A US court of appeals has ruled that the US Department of Energy should suspend the collection of fees for disposal of nuclear waste until it comes up with an alternative to Yucca Mountain.
DOE collects the one-tenth of a cent per kilowatt-hour surcharge to pay for used nuclear fuel management. This amounts to around $750 million a year.
American utilities and regulators - through the National Association of Regulatory Utility Commissioners (NARUC) and the Nuclear Energy Institute (NEI) - filed a lawsuit in March 2011 against the DOE for continuing to charge for the halted Yucca Mountain project
NEI and NARUC asserted that DOE's termination of the Yucca Mountain repository programme prevented DOE from determining whether an appropriate fee was being collected because there is no programme to be evaluated.
In a unanimous decision, US Court of Appeals for the DC Circuit has ordered the energy secretary to, "submit to Congress a proposal to change the [nuclear waste] fee to zero until such time as either the Secretary chooses to comply with the [Nuclear Waste Policy] Act as it is currently written, or until Congress enacts an alternative waste management plan."
The news was welcomed by the US nuclear industry, which also encouraged the US government to reform the country's waste disposal programme.
"While we wholeheartedly believed that NARUC and fellow petitioners made a solid case for immediately suspending the nuclear waste fee on behalf of the nation's electric consumers, we are thrilled that the D.C. Circuit Court recognized the injustice and acted to stop it," said NWSC Chairman and Minnesota Public Utilities Commissioner David Boyd.

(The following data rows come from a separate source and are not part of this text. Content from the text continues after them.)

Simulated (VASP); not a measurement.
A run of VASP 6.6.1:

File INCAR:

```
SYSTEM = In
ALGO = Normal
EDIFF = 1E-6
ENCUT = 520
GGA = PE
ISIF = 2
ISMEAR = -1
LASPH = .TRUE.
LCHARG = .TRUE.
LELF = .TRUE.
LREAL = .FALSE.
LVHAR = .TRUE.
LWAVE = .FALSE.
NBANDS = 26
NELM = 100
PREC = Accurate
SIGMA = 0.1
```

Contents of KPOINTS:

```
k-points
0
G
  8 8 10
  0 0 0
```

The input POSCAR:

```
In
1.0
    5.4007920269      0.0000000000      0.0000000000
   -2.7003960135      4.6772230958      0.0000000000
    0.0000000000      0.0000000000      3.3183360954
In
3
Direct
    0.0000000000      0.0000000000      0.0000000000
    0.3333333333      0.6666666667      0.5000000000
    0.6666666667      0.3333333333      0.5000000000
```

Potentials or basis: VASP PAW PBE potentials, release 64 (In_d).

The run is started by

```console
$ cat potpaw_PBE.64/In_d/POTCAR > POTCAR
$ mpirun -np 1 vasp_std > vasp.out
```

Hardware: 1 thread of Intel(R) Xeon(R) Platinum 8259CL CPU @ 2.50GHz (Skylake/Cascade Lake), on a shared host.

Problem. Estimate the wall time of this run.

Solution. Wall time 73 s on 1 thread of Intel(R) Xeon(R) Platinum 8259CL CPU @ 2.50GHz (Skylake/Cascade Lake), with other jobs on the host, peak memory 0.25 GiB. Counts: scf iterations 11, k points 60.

Nuclear Energy Institute General Counsel Ellen Ginsberg said: "We strongly encourage Congress to establish a new waste management entity, and endow it with the powers and funding necessary to achieve the goals originally established in the Nuclear Waste Policy Act."
The Nuclear Waste Fund currently stands at over $31 billion. The US government was supposed to use the funds to create a permanent nuclear waste disposal site by 1998.